#27: Follow-On Investments – Required or Optional?
At its core, the question of follow-on participation often reveals different understanding of Corporate Venture Capital. Investing purely for strategic intent (in narrow or broader definition) and financial discipline. In practice, it reveals fundamental differences in approach, mandate, and strategy.
This decision sits at the intersection of two forces: delivering strategic value to the parent company and achieving attractive financial returns. While financial VCs treat follow-on investments as a core part of their playbook—doubling down on winners to maximize fund returns—CVCs often face a more complex assessment. The dual mandate of most CVCs means that decisions are rarely binary and often contextual.
From my perspective, a well-defined internal guideline, rather than rigid rules or ad-hoc decisions, helps. A framework for decision-making that blends strategic relevance, financial attractiveness, capital availability, and governance. Below are some key considerations that should inform follow-on investment decisions in CVC:
1. Financial Attractiveness
Sometimes, the case for follow-on investment is straightforward: the company is performing exceptionally well, and continued participation offers strong financial upside. Exercising pro-rata rights (or even going beyond) can enable a CVC to capture outsized returns even for strategically motivated CVC units. Returns from a few breakout companies can significantly strengthen a CVC’s credibility and influence within the corporation, provide funding for future investments, and reinforce the unit’s long-term viability.
Participation in later-stage rounds may also offer more favorable risk-return dynamics given the existing information advantages. While financial return may not be the primary goal for all CVCs, financial success/ startups successful development and strategic success are often correlated.
2. Signaling and Market Confidence
Follow-on participation sends a strong and visible signal to the market. It conveys investor confidence, stabilizes the cap table, and often reassures new investors. New investors, and the broader ecosystem watch closely who supports the next round during due diligence process. Existing investors know the company beside the founders the best and hence it can provide validation to other new investors. Their continued support often provides much-needed reassurance for new investors evaluating the opportunity.
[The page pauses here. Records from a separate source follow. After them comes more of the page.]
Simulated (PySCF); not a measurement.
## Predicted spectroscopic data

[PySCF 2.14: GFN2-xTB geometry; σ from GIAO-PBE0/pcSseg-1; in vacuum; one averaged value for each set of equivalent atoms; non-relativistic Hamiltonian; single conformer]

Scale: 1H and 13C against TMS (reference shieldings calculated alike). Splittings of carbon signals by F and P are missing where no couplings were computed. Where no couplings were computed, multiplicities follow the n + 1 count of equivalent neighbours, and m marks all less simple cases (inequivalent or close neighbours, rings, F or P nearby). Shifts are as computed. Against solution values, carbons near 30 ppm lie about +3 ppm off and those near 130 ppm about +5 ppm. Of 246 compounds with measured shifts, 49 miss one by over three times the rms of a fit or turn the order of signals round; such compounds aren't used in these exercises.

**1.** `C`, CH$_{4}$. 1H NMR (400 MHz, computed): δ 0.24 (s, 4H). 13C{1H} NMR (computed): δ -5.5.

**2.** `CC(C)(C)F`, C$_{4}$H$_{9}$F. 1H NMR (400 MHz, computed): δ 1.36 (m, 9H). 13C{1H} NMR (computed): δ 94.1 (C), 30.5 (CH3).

For CVCs, especially when pro-rata rights are available, opting out without clear rationale can raise concerns about commitment or misalignment. That’s why many CVCs treat the first follow-on roundafter the initial investment as a default “yes,” assuming no significant deterioration in company fundamentals or strategic fit. Beyond that, future participation becomes increasingly situational.
3. Use of Funds and Milestone Progress
Not every startup and follow-on round deserves support. A disciplined assessment of the company’s milestone progress, use of funds, and go-forward plan and market environment is critical.
First it includes evaluating whether the startup has achieved the milestones it originally set from initial / last investment round —such as product development, customer acquisition, revenue/ARR growth, market growth, etc. Beyond historical performance, attention must shift to the use of funds going forward. What specific outcomes is the company targeting with the new round of capital? Is the round sized appropriately for the goals?
This becomes especially important in bridge rounds. The key question is “What’s on the other side of the bridge?”. A bridge should lead to something specific: a strategic partnership, a commercial inflection point, a clear Series B term sheet, or an Exit — not just prolongating survival.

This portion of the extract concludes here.